Coaching Tree

As a lifetime sports fan I have always not only enjoyed watching the thrill of victory and the agony of defeat (circa 1970 ABC Wide World of Sports, quote/credit), but I have been equally intrigued at the leadership qualities, values of winning teams and the true “business” side of athletics.

A relatively new concept in football has been the discussion centering around the “coaching tree.” New, up and coming coaches that get their first big job are today analyzed as to which coaching tree they came from. What legendary coach of the past hired, mentored, and taught them the ropes as a young assistant or coordinator.  Was it Lombardi, Walsh, Belichick, Shanahan, Reed?

In the emergency response / IMT world task books have been around for decades. A great piece of advice I received early on in my careers was “be careful who signs off the tasks in your task book.” I was fortunate to be mentored by several very strong, well known Planning Section figures in the NWCG world making it all the way through passing S-420 as a planning section chief.  I can confidently trace my “coaching tree” directly back to the beginning of the system of Incident Command as we know it, through the series of task book signers.

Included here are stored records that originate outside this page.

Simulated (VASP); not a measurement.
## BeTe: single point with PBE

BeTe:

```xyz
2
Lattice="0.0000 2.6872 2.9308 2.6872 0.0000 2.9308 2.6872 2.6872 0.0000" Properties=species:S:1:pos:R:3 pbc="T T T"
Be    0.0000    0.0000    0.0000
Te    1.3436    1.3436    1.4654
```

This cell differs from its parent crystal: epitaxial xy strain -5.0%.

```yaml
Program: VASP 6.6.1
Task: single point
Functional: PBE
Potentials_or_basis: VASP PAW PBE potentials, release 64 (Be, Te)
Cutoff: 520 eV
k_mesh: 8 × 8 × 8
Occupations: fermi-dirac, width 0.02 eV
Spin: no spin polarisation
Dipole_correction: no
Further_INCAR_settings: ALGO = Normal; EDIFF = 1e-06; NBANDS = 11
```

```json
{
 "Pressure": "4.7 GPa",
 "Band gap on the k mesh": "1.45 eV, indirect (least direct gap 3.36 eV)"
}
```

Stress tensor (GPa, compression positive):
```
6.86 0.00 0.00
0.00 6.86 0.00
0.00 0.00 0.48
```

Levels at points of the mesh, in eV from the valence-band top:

Repeated failures on incidents over the past few years, particularly, in the area of notification, should make us pause and take a look at what we are doing wrong. Is it the training, who is teaching the classes, a lack of consistency in approach or possibly weak programs based on the leadership in place.

Check your coaching tree. If it, along with the quality of the incidents, exercises, and planned events that you were signed off on aren’t up to speed you are bullshitting yourself that you are ready and qualified.

PS- that’s exactly what a Lombardi, Walsh, Belichick, Shanahan or Reed would tell you.